Finding the sharpest image in a sequence of captured images

Share image data between vDSP and vImage to compute the sharpest image from a bracketed photo sequence.

Overview

This sample code project captures a sequence of photographs and uses a combination of routines from vImage and vDSP to order the images by their relative sharpness. This technique is useful in applications such as an image scanner, where your user requires the least blurry captured image. After applying the routines, the app displays the images in a list, with the sharpest image at the top.

[Image]

This project uses SwiftUI to build the user interface, AVFoundation to capture a sequence of images, and a method known as the variance of the Laplacian to determine the sharpness of each image.

Before exploring the code, try building and running the app, and taking photographs of subjects such as documents and signs.

Configure the capture session

The 3 x 3 Laplacian kernel that this sample uses reports a lot of noise if applied to a full-resolution image. To reduce this noise, the sample uses a downscaled image and defines the capture session’s preset to a size that’s smaller than the camera’s native resolution:

captureSession.sessionPreset = .hd1280x720

To learn more about configuring a capture session, see Setting up a capture session.

Define the photo settings

The sample defines the AVCapturePhotoBracketSettings object, which specifies the capture features and settings, in the BlurDetector.takePhoto() function.

The sharpness detection algorithm in this sample works on a grayscale image. The camera’s YpCbCr pixel formats, either kCVPixelFormatType_420YpCbCr8BiPlanarVideoRange or kCVPixelFormatType_420YpCbCr8BiPlanarFullRange, represent the luminance of the image using one plane and represent color information on separate planes. The code converts the luminance plane to a grayscale image.

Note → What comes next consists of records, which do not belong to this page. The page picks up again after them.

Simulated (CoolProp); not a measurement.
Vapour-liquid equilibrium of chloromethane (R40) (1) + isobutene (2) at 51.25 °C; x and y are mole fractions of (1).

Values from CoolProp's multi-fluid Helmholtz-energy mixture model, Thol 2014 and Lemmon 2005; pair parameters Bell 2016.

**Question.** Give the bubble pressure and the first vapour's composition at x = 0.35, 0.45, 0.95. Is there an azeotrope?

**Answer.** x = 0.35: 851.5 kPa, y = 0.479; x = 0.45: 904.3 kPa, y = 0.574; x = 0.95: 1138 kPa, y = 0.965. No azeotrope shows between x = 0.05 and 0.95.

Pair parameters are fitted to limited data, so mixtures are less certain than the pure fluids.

The following code checks that the current device supports one or both of these formats:

let pixelFormat: FourCharCode = {
    if photoOutput.availablePhotoPixelFormatTypes
        .contains(kCVPixelFormatType_420YpCbCr8BiPlanarFullRange) {
        return kCVPixelFormatType_420YpCbCr8BiPlanarFullRange
    } else if photoOutput.availablePhotoPixelFormatTypes
        .contains(kCVPixelFormatType_420YpCbCr8BiPlanarVideoRange) {
        return kCVPixelFormatType_420YpCbCr8BiPlanarVideoRange
    } else {
        fatalError("No available YpCbCr formats.")
    }
}()

The exposureSettings array contains AVCaptureAutoExposureBracketedStillImageSettings instances and defines the exposure target bias of each as currentExposureTargetBias. The maxBracketedCapturePhotoCount property of the AVCapturePhotoOutput object defines the maximum number of items in the array.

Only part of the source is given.